First was a precocious and bright child of the bourgeoisie who became a brilliant journalist for left-wing publications before developing into a gifted academic after leaving South Africa.
Their political rows often revolved around what she viewed as his Stalinist orthodoxy and what he dubbed her willingness to adopt whatever ideas were in vogue. Despite First's disagreement with party policy, not least over the 1968 Soviet invasion of Czechoslovakia amid suggestions that she risked expulsion, she remained an SACP member until her parcel-bomb murder in Mozambique by the apartheid regime in 1982. Speaking at his wife's graveside, Slovo referred to their no-holds-barred discussions, recalling her wish in a letter to him during one of their enforced separations, "Oh for a good row in close proximity."
Separation was inevitable given Slovo's leading role in the SACP and in Umkhonto we Sizwe (MK), the movement's military wing. Escalating mass activity in South Africa, married to more frequent successful MK operations and ever-tighter international anti-apartheid sanctions, led to the release of Nelson Mandela and negotiations to replace racist dictatorship with democracy. Slovo was an integral part of the ANC negotiating team, instrumental in drafting the "sunset" clauses that ensured public servants' co-operation in building the new South Africa. He turned a critical eye to his party's earlier positions, concluding that socialism without democracy was inconceivable, prompting his wife's close friend Hilda Bernstein to accuse him of belatedly coming round to their way of thinking.

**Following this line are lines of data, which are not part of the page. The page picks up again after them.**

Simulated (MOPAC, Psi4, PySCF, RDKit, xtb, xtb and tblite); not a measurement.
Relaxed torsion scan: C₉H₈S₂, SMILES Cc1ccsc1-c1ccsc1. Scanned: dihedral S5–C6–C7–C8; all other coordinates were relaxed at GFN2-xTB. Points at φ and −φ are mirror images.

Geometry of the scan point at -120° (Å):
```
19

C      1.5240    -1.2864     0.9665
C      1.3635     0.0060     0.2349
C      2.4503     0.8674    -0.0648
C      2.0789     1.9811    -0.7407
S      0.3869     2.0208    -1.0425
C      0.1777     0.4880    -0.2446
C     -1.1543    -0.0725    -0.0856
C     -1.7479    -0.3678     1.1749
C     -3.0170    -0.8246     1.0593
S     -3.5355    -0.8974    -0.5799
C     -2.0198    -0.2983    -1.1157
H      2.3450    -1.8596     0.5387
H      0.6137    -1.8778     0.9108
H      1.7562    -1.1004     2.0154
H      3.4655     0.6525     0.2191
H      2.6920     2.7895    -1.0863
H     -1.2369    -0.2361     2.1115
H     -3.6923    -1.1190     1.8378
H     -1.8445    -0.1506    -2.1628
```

South African communists hold an annual event at Slovo's grave in Soweto's Avalon cemetery, where they dedicate themselves to continuing his work.
Controversially, Wieder poses the revolutionary examples of these two great South Africans against the current situation, quoting suspended trade union leader Zwelinzima Vavi's view that First would be fighting against the Jacob Zuma government. This attempt to mobilise the dead against the living should not detract from a major work that sheds light on two people who dedicated their lives to a better world.